Among the other known faces on the screen, Shahana Goswami is electric as the unapologetically hedonistic, vivacious Meenakshi, Lata’s sister-in-law, Rasika Dugal is characteristically solid as Lata’s sedate married sister and occasional sounding board, Vivek Gomber is delightfully on the ball as Arun Mehra, Lata’s supercilious elder brother and Meenakshi’s husband, and Ram Kapoor is poise personified as Maan’s father and Purva Pradesh’s minister of revenue.

That apart, A Suitable Boy has an impressive assemblage of supporting actors who enhance the power of the series – notably Manoj Pahwa Raja of Marh), Aamir Bashir (Nawab of Baitar), Ranvir Shorey (the Nawab’s trusted aide), Sharvari Deshpande (Malati, Lata’s best friend), Vijay Varma (Urdu teacher Rasheed), Vijay Raaz (Rasheed’s landlord father), Vinay Pathak (home minister L.N. Agarwal) and Randeep Hooda (in a brief cameo that leaves you asking for more).

Among the younger actors, Joyeeta Dutta (Tasneem, Saeeda Begum’s ward), Shubham Saraf (Firoz, scion of the Baitar royal family and Maan’s best friend) and Ananya Sen (the coquettish Kakoli, Meenakshi’s sister) are the ones to watch.

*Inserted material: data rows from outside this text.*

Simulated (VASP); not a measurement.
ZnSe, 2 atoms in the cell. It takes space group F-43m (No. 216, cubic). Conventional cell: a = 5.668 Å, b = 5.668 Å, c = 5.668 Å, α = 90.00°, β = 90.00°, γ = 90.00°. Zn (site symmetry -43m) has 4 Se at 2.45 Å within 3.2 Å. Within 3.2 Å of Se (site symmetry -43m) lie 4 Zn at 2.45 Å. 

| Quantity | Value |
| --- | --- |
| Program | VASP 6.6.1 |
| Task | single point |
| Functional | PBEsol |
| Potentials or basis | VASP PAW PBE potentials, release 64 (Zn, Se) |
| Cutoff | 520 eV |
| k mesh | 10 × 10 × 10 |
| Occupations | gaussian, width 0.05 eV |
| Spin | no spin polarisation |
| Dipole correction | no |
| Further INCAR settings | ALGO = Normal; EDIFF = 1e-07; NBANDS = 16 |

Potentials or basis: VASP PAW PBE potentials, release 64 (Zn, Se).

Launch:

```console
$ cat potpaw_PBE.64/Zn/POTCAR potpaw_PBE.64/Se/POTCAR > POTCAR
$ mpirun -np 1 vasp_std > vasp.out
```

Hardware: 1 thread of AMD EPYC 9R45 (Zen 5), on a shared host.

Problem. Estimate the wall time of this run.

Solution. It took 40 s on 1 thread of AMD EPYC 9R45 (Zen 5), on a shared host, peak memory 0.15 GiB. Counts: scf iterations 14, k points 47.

A review of A Suitable Boy wouldn’t be complete without a mention of Geeta Agrawal Sharma who, in the role of the self-effacing but unwaveringly firm Mrs. Mahesh Kapoor, redefines effortlessness. She shines as bright as anyone else in a show that has no dearth of high-impact performances, a testament to the fact that Mira Nair has a way with actors that is beyond exceptional. That of course is only one of the many things going for her ripping rendition of A Suitable Boy. It is replete with riches.